The Bisbee Mines turn a remote piece of the Arizona desert into a booming mining town
During the period of the American Gold Rush in the late 1800s and early 1900s, Bisbee, Arizona, located in Cochise County, just southeast of Tuscon, was known as the “Queen of the Copper Camps.”
Unlike many towns in the west during this time, Bisbee was known for a metal other than gold – copper. Countless bodies of rich ore were scattered throughout the area, and Bisbee was the epicenter of the activity.
The Discovery of Copper in Bisbee
It all started in 1877 when a reconnaissance detail of cavalrymen and army scouts were sent to the Mule Mountains in search for renegade Apache Indians. During this voyage, one of the lead scouts, Jack Dunn, discovered signs of mineralization of lead, copper and silver.
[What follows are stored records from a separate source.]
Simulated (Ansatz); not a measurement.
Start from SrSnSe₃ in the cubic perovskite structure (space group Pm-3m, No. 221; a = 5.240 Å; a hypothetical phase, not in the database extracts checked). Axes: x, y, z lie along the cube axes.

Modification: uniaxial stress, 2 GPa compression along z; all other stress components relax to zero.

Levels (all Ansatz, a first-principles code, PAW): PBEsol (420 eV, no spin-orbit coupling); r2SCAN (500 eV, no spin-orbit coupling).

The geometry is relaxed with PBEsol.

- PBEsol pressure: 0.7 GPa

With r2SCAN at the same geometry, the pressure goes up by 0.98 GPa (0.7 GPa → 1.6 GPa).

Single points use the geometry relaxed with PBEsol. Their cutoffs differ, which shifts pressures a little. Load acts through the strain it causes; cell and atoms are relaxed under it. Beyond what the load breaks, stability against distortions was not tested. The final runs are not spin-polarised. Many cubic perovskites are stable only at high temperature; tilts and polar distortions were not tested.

Recognizing this rare opportunity, the focus of the trip shifted from then on, and the very first mining claim was staked in what would later be known as the City of Bisbee.
Following the filing of this initial claim, numerous others were then made by prospector, George Warren. Warren sent prospectors to the Mule Mountains in search of wealth and riches.
Mining in the Mule Mountains took off, making the City of Bisbee one of the richest mineral sites in the world. The Bisbee mines produced more than three million ounces of gold and more than eight billion pounds of copper. On top of this, silver, lead and zinc abounded in the mines, as well.
Bisbee, Arizona – A City Emerges from the Desert
In the early 1900s, Arizona became the premier area for copper mining operations. Bisbee quickly became the largest city between St. Louis and San Francisco. By the beginning of the 20th Century, the city had over 20,000 residents and was well-known as one of the most cultured cities in the west.
Bisbee is home to the nation’s oldest ballfield, Warren Ballpark and Arizona’s first golf course, Turquoise Valley. The name came from the high levels of top quality turquoise that was produced in the area that became quite popular through the United States.
What was called Bisbee Blue, this turquoise was a by-product of the Bisbee mines. Many other minerals were also produced because of copper, including cuprite, aragonite, wulfenite, malachite, azurite and galena although turquoise was, by far, the most popular.
Bisbee also has the state’s first community library, Copper Queen. All three of these structures were established during the boom of growth in Bisbee and are still in operation and open to the public to this day.
Bisbee was also known for one of the more colorful areas of the mining camps in the area in its Brewery Gulch. This area was lined with over 50 saloons and brothels and was well-known for one of the liveliest spots in the West.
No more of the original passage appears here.